Any help would be greatly appreciated.

Thanks

 

[UcfSE]

That assumption is not correct.

 

[jike]

ACI 318 has a section on the design of plain (unreinforced) concrete. I think it is Chapter 22.

 

[morganjoe]

UcfSE, I have a thick bottom slab to a cofferdam in which there will be uplift forces. I can brace the end of the slab on opposing sides so I will end up with a one-way slab with a bending moment. I have seen it designed where a very thick slab is used and they checked the bending stress verse a 6*sqrtf`c for what I assume is the tension in the concrete. I have never designed a slab that was not reinforced and will notfeel comforatable unless I can back it up with some type of references or acceptable design parameters. I see one of your replies to a different post as "How thick is your footing? You may not need reinforcing steel for moment if the footing is thick enough, so you wouldn't have to develop the yield strength of the bar." My situation may be different in that I have a simply supported slab that will have a bending moment at the midspan and not a column at the middle of the slab.

Thanks for any input.

 

[UcfSE]

Not developing tension steel is not reason to only check shear. You still have tension on the section, you just have to resist it with concrete.

 

[steve1]

My understanding is that the allowbale bending stress in tension for unreinforced concrete is equal to the "modulus of rupture" which indeed is equal to 6 x sqrt f'c (at least it was in the older ACI codes).
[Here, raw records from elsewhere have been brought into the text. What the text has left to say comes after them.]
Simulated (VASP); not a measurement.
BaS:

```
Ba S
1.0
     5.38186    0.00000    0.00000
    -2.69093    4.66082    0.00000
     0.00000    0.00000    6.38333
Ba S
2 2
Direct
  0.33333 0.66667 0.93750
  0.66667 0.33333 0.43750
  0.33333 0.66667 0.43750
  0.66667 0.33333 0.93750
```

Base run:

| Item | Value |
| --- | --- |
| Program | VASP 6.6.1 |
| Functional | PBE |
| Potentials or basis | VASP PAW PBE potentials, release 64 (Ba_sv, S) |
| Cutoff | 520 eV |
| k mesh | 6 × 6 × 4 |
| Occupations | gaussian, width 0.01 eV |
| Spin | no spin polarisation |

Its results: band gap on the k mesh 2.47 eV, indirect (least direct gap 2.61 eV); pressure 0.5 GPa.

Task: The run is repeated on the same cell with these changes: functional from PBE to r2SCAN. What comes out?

On a different note you say you have an existing slab with uplift. That puts the tension face on top which should be readily inspectable. Pay careful attention to any visible cracks espicially any running perpindicular to your span direction.

 

[jike]

Double check me on this, but I believe that 6 x sqrt of f'c is ultimate stress not an allowable.

 

[DRC1]

If you are desiging a tremie seal for a cofferdam, this typically is not designed for bending. This is a lot trickier in the details than it might first look and you should someone who has done one look at your final design. Ratey's Handook of Temporary Construction has a good chapter. If it is not secured by anchors, the bouyant weight of the concrete should be 125% of the uplift force. I have seen tremies 7 feet thick and some I have heard being 15 to 20 feet. It does act as a lower brace once the dam is dewatered, and the forces are generally taken in compression and are far less than the allowable. If you use anchors it is better to have more low capacity than a few high capacity to avoid bending in the slab. Typically Tremmie concrete for cofferdams is unreinforced and should not be counted on for high strength.

 

[morganjoe]

I have designed numerous tremie seal slabs for cofferdams and they have always been unreinforced and the weight of the slab alone resisted the uplift. This typically results in very thick slabs. This particular cofferdam will be designed with a reinforced tremie seal slab that will be braced on opposing sides. I have seen a design that used bonding of the concrete to the sheet piles to help resist the uplift and a check for tension in the unreinforced concrete for the bending stress in the tremie seal slab. I was wondering if anyone else has experience designing a slab that way. I do not like that type of design. I will only design a slab that resists uplift by the weight of the slab alone, or I will switch to a reinforced braced slab. I ignore tension in the slab, and friction and bonding between the piles and the concrete. Just wanting to see if maybe I am being too conservative.

Thanks all

 

[DRC1]

I have seen some designs that have used the bond, but I don't like it either. Between when you pour the tremie and you actually have the dam dewatered and completly braced, you have a lot of funky things going on with the stess and deflections. Exactly how much bond you do get is debatable. I have used anchors to stabilize a slab rather than using mass alone. I have also lft sumps and dewatered from the bottom of the slab to eliminate uplift. Note this was for a smaller dam with soil that did not have high permiability. How does the braced slab work? I don't think I have seen that one before.

 

[Qshake]

Please remember for you to develop the bending stresses in the middle of the cofferdam seal, you need to ensure you've developed the necessary boundary conditions. Whatever those conditions are.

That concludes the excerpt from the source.